This appellant was convicted by a jury in the District Court of Vermont, Bennington Circuit, on August 11, 1971, of the sale of a regulated drug. He has appealed to this Court on several grounds.
The prosecution in this case relied heavily on the testimony of a state police trooper that he had purchased the regulated drug from the defendant. The defense subpoenaed two judges from other district courts and wished to elicit from them testimony as to the reputation of the particular trooper for truth and veracity. In this way the defense hoped to impeach the testimonial credibility of that trooper.
The court below ruled that judges have an absolute privilege not to testify. We disagree.
It is the rule in Vermont that a judge may not be a witness in a cause before him. See Ricci v. Bove’s Administrator, 116 Vt. 406, 412, 78 A.2d 13 (1951); In re Hildreth Estate, 113 Vt. 26, 29, 28 A.2d 633 (1942); and State v. Bis-sell, 106 Vt. 80, 95, 170 A. 102 (1934).
We know, however, of no Vermont rule generally exempting judges from testifying. Absent any such special exemption, we believe that the general rules requiring subpoenaed persons to appear and testify apply to judges. See generally, 6 J. Wigmore, Evidence § 1909 (3d ed. 1940).
We note that the Franklin Municipal Court Judge testified in In re Monaghan, 126 Vt. 53, 63, 222 A.2d 665 (1966).
The defense in this case sought to introduce the testimony of the two subpoenaed judges that the reputation of the particular trooper witness for truth and veracity in the “criminal justice community” was poor. The court below refused to compel the testimony of the judges, on the basis of a judicial privilege against testifying.
Although we believe it was error to refuse to compel the testimony of the judges, we do not believe that error to have been prejudicial to this defendant. We do not believe that the testimony sought to be introduced by the defendant was admissible under these facts and circumstances.
Reputation evidence of character is a well recognized exception to the hearsay rule. In the usual circum*586stance the witness testifies to the reputation of a particular person in a particular community based on what that witness has heard said about that person. The basis for this exception to the hearsay rule is really necessity and trustworthiness.
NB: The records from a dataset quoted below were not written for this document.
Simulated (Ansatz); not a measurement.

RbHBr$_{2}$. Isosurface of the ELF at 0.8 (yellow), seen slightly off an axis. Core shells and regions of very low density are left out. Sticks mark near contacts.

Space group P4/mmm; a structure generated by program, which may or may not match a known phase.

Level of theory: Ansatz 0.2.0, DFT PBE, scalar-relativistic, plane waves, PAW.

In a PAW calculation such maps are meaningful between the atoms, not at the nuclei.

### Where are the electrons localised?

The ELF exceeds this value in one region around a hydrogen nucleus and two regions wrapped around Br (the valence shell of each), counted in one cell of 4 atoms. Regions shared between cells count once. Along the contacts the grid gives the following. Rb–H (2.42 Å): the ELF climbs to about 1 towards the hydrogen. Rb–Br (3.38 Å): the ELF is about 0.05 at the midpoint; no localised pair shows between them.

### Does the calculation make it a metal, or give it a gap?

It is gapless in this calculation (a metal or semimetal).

Evidence of the character of a particular witness is extremely useful to the trier of fact. This evidence is not normally available in any other way. A reputation for a particular moral or character trait is usually the result of observed specific acts. The community notes and discusses these acts. The community must deal with that person on a day to day basis. In dealing with that person they must have some personal judgment as to his nature and character.
Such a reputation for a particular moral or character trait is generally held to be reliable in the following circumstances. That reputation must be general in the community. It must be based on the need of the people in the community to deal with the person who is the subject of the reputation. That reputation must be developed over a sufficient time to give a true opportunity to judge character. That reputation must be based on a community of enough individuals with the required contact with the subject to be insulated from the vagaries of individual personality conflicts. That reputation must be for such character traits as are broad enough to be subject to observation by a community.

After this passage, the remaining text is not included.